What Hemingway Taught Me About Being A Feminist
I’ve always considered myself a feminist. Ever since I was little, I carried the beliefs of a feminist and held myself as such. I prided myself on being able to do the most pull-ups out of anyone in my class and being one of the only kids to be able to climb all the way up the rope in gym class. I didn’t want people to think less of me or think that I couldn’t keep up because I totally could. Being a feminist was never something I had to think about. It just happened, the same way that anything that is supposed to be happens.
The bigger pinnacle in my feminist life came when I could no longer keep my feminist beliefs separate from any other part of my life. In the past if asked, I would always say I was a feminist, but never asserted that information into a conversation. That all changed during a fiction course I took in college.
We were reading “The Sun Also Rises.” Everyone in my class essentially hated on the female lead in the story named Brett. Brett was a troubled and hurt woman. She was a flawed character for sure, and she even seemed to be self-aware about this. And for some reason everyone in my class hated her. They didn’t care about her flaws or even the flaws of the other characters. They all thought she was a deceitful woman who only wanted to lead men on (ie. the three guys who follow her around throughout the whole story).
Now I know my literature, and I know Hemingway well enough to know he wasn’t the biggest fan of women. I could take you down a complete literary trail, breaking down the story and building my case as to why Brett was awesome and not the devil as so many of my classmates seemed to want to make her, but that’s not the point.
The point is this: Brett led me to insert my feminist views into my everyday life loudly and constantly. She gave me the courage to speak to others about what I felt was right, and when I saw injustice or heard it, I stood up for the truth — I stood up for Brett. I felt that my feminist ways were no longer just a part of me, they became more than that. I need them to be more than that.
The paper I ended up writing to go with my reading of “The Sun Also Rises” was entitled “She Bears a Devilish Resemblance to Christ.” I made an argument based off many of the comments I made to my classmates, that not only was Brett not the devil, but in fact she was a Christ figure.
I had found my symbol for feminists in Brett, a woman who Hemingway had created to look unattractive toward readers, who many readers found to be selfish. “She had so many men dying over her, why couldn’t she just choose one and be happy?” I heard people ask. But that’s not right. Brett never owed those men anything. It was not her job to find their happiness for them before coming to her own.

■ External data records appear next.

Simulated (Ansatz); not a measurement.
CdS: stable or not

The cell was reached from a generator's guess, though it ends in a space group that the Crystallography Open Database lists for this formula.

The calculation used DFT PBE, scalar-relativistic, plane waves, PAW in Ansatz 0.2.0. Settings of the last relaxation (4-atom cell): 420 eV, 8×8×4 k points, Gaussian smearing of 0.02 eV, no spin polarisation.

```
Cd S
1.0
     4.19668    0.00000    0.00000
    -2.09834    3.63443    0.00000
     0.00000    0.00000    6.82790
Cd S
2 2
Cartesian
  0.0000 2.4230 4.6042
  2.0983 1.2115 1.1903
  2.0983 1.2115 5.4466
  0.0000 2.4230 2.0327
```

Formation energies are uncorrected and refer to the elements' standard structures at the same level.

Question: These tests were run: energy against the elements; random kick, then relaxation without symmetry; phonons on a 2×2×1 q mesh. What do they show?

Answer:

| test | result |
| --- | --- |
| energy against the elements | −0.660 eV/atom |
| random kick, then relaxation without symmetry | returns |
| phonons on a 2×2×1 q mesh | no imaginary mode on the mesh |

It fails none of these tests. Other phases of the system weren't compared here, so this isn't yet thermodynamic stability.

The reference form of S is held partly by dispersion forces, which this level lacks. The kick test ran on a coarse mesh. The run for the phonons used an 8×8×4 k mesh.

What I find most interesting in my absolute love of Brett is in the history of her book. Hemingway wrote Brett as a representative character for all the flappers coming out of the 1920s. He wasn’t happy about flappers or their feminist movements, and Brett was the product of his feelings toward that. But when I read the story I didn’t react as many of my classmates did. I didn’t despise her for the character she had been created to be; instead, I related to something in her.
Almost a century after the book was originally published, I found a connection in a character meant to represent the original feminist movement. Even today I find a beauty in that, that feminists through the ages continue to inspire and give courage to one another.